My own interest in manufacturing came from the excitement of seeing new and innovative consumer products, which as a student, I knew I couldn’t afford. Thus it was compelling to have the opportunity to be involved in how they were made—and perhaps pick up some staff discount. At the time, having only sufficient manual dexterity to handle a keyboard and mouse, the emergence of software development for manufacturing seemed to be the right place for me. In that role, I quickly realized the profound change that software would make in manufacturing as a microcosm of the world at large.
It's been as I predicted: Changes to the varied roles in manufacturing have been evolutional, each on a journey, from the analog “people and machines” world to a digital world. While core manufacturing knowledge remains important, best practices around the ways that things are done have changed drastically. This has made roles in manufacturing far more enjoyable and fulfilling than ever before. Let’s look at some examples.
Production Operators
Being a production operator once meant doing a series of repetitive operations, powered by muscle memory, and the mental ability to survive the tedium and monotony that high volume mass production entailed. As lot sizes reduced, changeovers in products became more frequent, requiring more thought and effort to avoid mistakes. Assembly work was both boring and stressful, something the human skill set can find impossible to perfect.
In the Smart factory, the assembly role has become a far more immersive experience and a key part of the engineering and manufacturing value chain. Interactive work instructions have made assembly operations, no matter how complex or changeable, more dynamic because of their easy-to-follow instruction and reference information. Using software, the composed operator environment fits exactly with the operations to be performed, eliminating the need for specialist, inflexible, product-centric skills. Feedback of completions, results, and interaction with engineering and managers elevates assembly operators into an active part of the manufacturing operation, with all the stress factors relieved or removed.

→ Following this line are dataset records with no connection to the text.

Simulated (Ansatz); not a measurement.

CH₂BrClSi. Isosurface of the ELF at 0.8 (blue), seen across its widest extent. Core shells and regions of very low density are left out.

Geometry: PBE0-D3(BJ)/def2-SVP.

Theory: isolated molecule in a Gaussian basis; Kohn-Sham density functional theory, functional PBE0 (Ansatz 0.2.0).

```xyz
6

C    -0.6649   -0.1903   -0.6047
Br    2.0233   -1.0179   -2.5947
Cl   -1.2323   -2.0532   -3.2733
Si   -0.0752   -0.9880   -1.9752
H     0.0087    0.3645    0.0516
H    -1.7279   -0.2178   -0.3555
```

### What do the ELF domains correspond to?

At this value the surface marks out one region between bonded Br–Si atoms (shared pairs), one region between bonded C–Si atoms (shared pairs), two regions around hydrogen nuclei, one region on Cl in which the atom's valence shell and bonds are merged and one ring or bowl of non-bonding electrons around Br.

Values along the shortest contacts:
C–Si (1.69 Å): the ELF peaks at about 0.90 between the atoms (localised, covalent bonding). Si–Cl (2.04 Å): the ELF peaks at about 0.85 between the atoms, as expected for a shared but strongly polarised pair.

Manual assembly in the Smart factory need no longer be monotonous or boring. Operators are now flexible and dynamic enough to meet agile targets across a variety of tasks, and are the most flexible and reliable Smart asset in the factory.
Production Engineering
Engineers who were entering the world of manufacturing also found themselves unexpectedly having monotonous work assignments. Within an operational factory, and with established production configurations and engineering practices, production engineers had little chance for creativity. The ongoing need to process design and bill of materials (BOM) data, re-engineer it to gain consistency and make sense, then split it out across the various processes within the designated configuration (creating all the different formats of data and work instructions, often using little more than magic markers to color code prints), became overwhelming and frustrating. Even as their engineering degrees hung on the walls of their cubicles, they realized they had little time for the consideration of real engineering improvements, despite changing production requirements that addressed the need for agility.
Initial engineering software tools sought out to help process, mistake-proof, and merge product data from various sources, almost all of which came in the form of independently unstructured data. Engineering point-solutions reduced engineering lead times, the savings of which were quickly negated by the increase in product numbers and mix that needed to be processed. The potential for mistakes, both in the format and presentation of the source data, as well as forcing assumptions to be made without having complete information, did nothing to relieve the stress and burden on engineering, making it impossible to give up the old practices of manual checks and balances that had been put into place.
In today’s Smart factory, design data is available in an intelligent single-file standard format, such as IPC-2581, rather than as a copy of an output data stream to a plotter. The BOM data is available through software APIs, rather than as a translation of a format destined for a dot-matrix printer. The creation of the digital product model is now automated, ready for immediate application using composable interfaces for work instructions and machine data. Removing the potential for mistakes and eliminating needlessly repetitive workload allows engineers to embrace agility and make decisions dynamically to select the best configurations for the job based on live availability, capability, through-rates, and quality performance.
Manufacturing engineering now becomes dynamic and exciting, using software tools that allow creativity without the stresses and tedium of manual data manipulation and processing.
Production Management
The production management effort once consisted predominantly of a series of meetings, each with a siloed group within manufacturing, including quality, materials, line supervision, and planning. Each group brought different, yet conflicting views and goals that confused and delayed management decisions that would directly affect overall factory performance. Ironically, the more information management sought out to make decisions, the more time lost by production operators because they had to record everything they did. This created a negative spiral of motivation all around.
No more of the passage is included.